Novak Djokovic reached the Wimbledon quarter-finals for the 16th time but it proved a hard day’s work at his Centre Court office as he ground past Australian Alex De Minaur on Monday.

The 38-year-old started abysmally and lost the opening set in 31 minutes but eventually gained control of a cagey battle to win 1-6 6-4 6-4 6-4 to keep alive his quest for an unprecedented 25th Grand Slam title.

With Roger Federer watching from the front row of the Royal Box, the player whose record eight men’s titles Djokovic is trying to equal, the sixth seed’s usually surgical game misfired early on as he dropped serve three times.

The hustling and bustling De Minaur continued to cause Djokovic headaches with his shot-placement and movement but the Serb found his range to win the next two sets full of attritional baseline rallies.
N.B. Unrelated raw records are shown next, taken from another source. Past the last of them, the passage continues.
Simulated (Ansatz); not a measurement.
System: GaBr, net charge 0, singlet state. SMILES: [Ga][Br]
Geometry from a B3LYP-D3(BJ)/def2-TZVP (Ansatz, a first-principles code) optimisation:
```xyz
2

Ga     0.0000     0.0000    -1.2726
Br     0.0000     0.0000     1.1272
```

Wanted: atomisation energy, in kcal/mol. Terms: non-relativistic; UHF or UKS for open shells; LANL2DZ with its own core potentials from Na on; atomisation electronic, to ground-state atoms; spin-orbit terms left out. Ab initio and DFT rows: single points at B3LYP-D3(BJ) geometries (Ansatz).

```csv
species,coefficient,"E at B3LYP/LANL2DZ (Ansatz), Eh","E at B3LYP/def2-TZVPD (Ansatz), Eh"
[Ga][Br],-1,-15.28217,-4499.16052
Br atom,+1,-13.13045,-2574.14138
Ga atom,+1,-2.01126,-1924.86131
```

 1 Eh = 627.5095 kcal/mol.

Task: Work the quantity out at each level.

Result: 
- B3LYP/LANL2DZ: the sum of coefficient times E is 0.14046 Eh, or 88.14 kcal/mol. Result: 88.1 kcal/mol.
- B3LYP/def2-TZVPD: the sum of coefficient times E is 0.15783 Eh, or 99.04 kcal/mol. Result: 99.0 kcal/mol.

Even then Djokovic looked like getting dragged into a fifth set as De Minaur jumped into a 4-1 lead in the fourth but he slammed the door shut just in time, winning five games in a row to take his place in the last eight.

“I don’t know how I’m feeling to be honest. I’m still trying to process the whole match and what happened on the court. It wasn’t a great start for me, it was a great start for Alex,” a relieved Djokovic said on court.

“He was just managing the play better from the back of the court and I didn’t have many solutions. I was very pleased to hang tough in the right moments and win this one.”

Djokovic has now won 43 of his last 45 matches at Wimbledon and not since 2017 has he failed to reach the final.

The two losses were against Carlos Alcaraz in the last two finals, but for half an hour on Monday it looked as though Old Father Time might finally be catching up with him.

FIRST MEETING

Djokovic had never met De Minaur on a grass court after last year’s quarter-final between them never happened when the Australian withdrew with a hip injury.

He predicted beforehand that De Minaur, 26, would be a handful on the surface and he was proved right.

With a relaxed Federer watching in an immaculate blue suit and shades, Djokovic’s game crumbled into a heap of double-faults, errant forehands and clumsy footwork.

“Sometimes I wish I had a serve and volley, and a nice touch from the gentleman that’s there. That would help,” Djokovic said of his old rival after sealing his 101st Wimbledon win in three hours and 19 minutes.

“It’s probably the first time he sees me and I win. The last two I lost. It’s good to break the curse.”

De Minaur’s game plan seemed to be to drag Djokovic into cat and mouse rallies and initially it worked.

But Djokovic rebooted his computer-like brain and began to chip away at the Australian who must have believed he could snap a 10-match losing streak against top-10 players.

Djokovic won a 34-stroke rally early in the second set but with service breaks being traded like a plummeting stock he could not shake off the tenacious De Minaur.

Serving at 5-4, Djokovic had to save two break points before levelling the match. He looked more like his dominant best to control the third set and having not lost a two sets to one lead since 2010 it seemed like victory was a formality.

There was another twist though and it was a relieved Djokovic who closed out the win.